Sandy Brown first knew something was wrong when a letterhead for Tiverton Court apartments in Westwood stated that the building has "48 luxury units," but an accompanying promotional letter described it as a 57-unit building.
Later, at an open house for the new building, Brown became even more suspicious when she counted 60 mailboxes on a table in the garage.
In the end, Los Angeles building investigators determined that the four-story building in fact has 63 units--15 more than allowed by a building permit issued for the project in 1985.
The developer, Arnold Kaufman, had illegally divided a series of two-bedroom apartments into one-bedroom apartments and separate bootleg bachelor units by adding new hallway doors and covering interior doors with bookcases and paneling, city building officials said.
On Tuesday, under pressure from city building investigators and Westwood residents weary of parking and traffic problems in the congested community, Kaufman agreed to remove the extra apartments and convert the building back to 48 units.

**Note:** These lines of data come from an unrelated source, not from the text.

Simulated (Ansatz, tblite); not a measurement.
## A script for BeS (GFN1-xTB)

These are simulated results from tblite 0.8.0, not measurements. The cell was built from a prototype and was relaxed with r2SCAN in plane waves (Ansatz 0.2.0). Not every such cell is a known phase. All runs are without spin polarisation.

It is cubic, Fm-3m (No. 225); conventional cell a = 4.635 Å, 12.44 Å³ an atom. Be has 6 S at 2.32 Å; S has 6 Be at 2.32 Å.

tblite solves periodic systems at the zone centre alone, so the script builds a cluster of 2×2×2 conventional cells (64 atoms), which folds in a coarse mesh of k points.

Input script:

City officials had threatened to file criminal charges against him if he did not comply.
"It is going to cost me a bundle," Kaufman said later in an interview. "I feel like I am being persecuted. They are after me for something."
Brown, a member of the Friends of Westwood, a residents group that filed a complaint with the city about the project in February, denied that Kaufman had been singled out. The organization fights illegal conversions--no matter how large or small--because of their effect on parking and traffic, she said.
"Parking is the one thing in Westwood that we have a shortage of, and if this is going to contribute to an even greater shortage, then we have a problem with it," Brown said of the added apartments. "He has enough parking for 48 units. No more."
Maria Chong, a deputy to Westwood-area Councilman Zev Yaroslavsky, said Kaufman created his own problems.
"Obviously, he knew what he was doing," Chong said. "He was given a permit for 48 units and he has intentionally gone in and put in 15 additional units. We don't want them to think that they can get away with this. If we allowed them to get away with this, we would end up having 150 additional units in the area."
Kaufman's decision to remove the units will dislocate 15 of his tenants, he said. They have been given 30-day eviction notices, and since the apartments were built after 1978, Kaufman is not obligated to provide relocation assistance to them, rent stabilization officials said. The city' rent control law--including provisions for relocation assistance--applies to buildings occupied before Oct. 1, 1978.
"I am madder than hell," said Sylvia Tietjen, a fourth-floor tenant who has rented one of the bootleg units since January. "It is not my fault that I rented this out in good faith from someone I thought was a respected landlord. It makes me ill to have to start putting things in boxes."
Tietjen pays $575 a month for a one-room apartment that has a small refrigerator and microwave oven but no kitchen. Tietjen said she searched for three months for an apartment in the Westwood area that she could afford.
Hard to Find Housing
"Do you know how hard it is to try to find housing for under $600 in this area in a security building?" said Tietjen, who signed a one-year lease for her apartment.
"I had no idea the apartment was illegal," she said. "It was represented to me that things were this way as a convenience for people who work close by, do not have a great deal of money, but want to stay in the area."
In an eviction letter to Tietjen and the other tenants in bootleg units, Kaufman said the eviction "has been imposed upon us" by Yaroslavsky and the Friends of Westwood.
Laura M. Lake, president of the group, said some evictions could have been avoided if the city had responded more quickly to the group's letter of complaint.
"I wrote the letter in February and we got a response in July, saying, 'Yes, you are right,' " Lake said. "I feel badly that there are tenants renting units in a building where they have to leave, but it was practically an unoccupied building when we wrote the letter. It took the city six months to react."
Larry Montgomery, a building inspector in West Los Angeles who helped investigate the Tiverton Court case, said the department looks into all complaints as soon as possible, but that delays are not uncommon because of a shortage of inspectors and because some developers challenge the department's rulings.
After putting in 15 exterior doors to the bootleg units, for example, Kaufman then applied for permits to make them legal. The request was denied when inspectors determined the doors could create additional apartments. Kaufman then appealed.
It was only Tuesday, during a hearing on the appeal, that Kaufman finally relented and decided not to fight the building inspectors. Kaufman said after that hearing--the second on his appeal--that he realized he was fighting a losing battle.
"Who wants to fight the Building Department?" Kaufman said. "We did something that we thought we could do, that we (thought we) had a right to do, but evidently we don't. . . . I was rather naive. I thought I had a right to survive economically."
The Board of Building and Safety Commissioners gave Kaufman 90 days to remove the 15 units. Kaufman said he expects to evict the tenants by Nov. 1.
Brown, of the Friends of Westwood, said she hopes Kaufman's problems will serve as an example for other developers.
"All we are saying is follow the law," Brown said.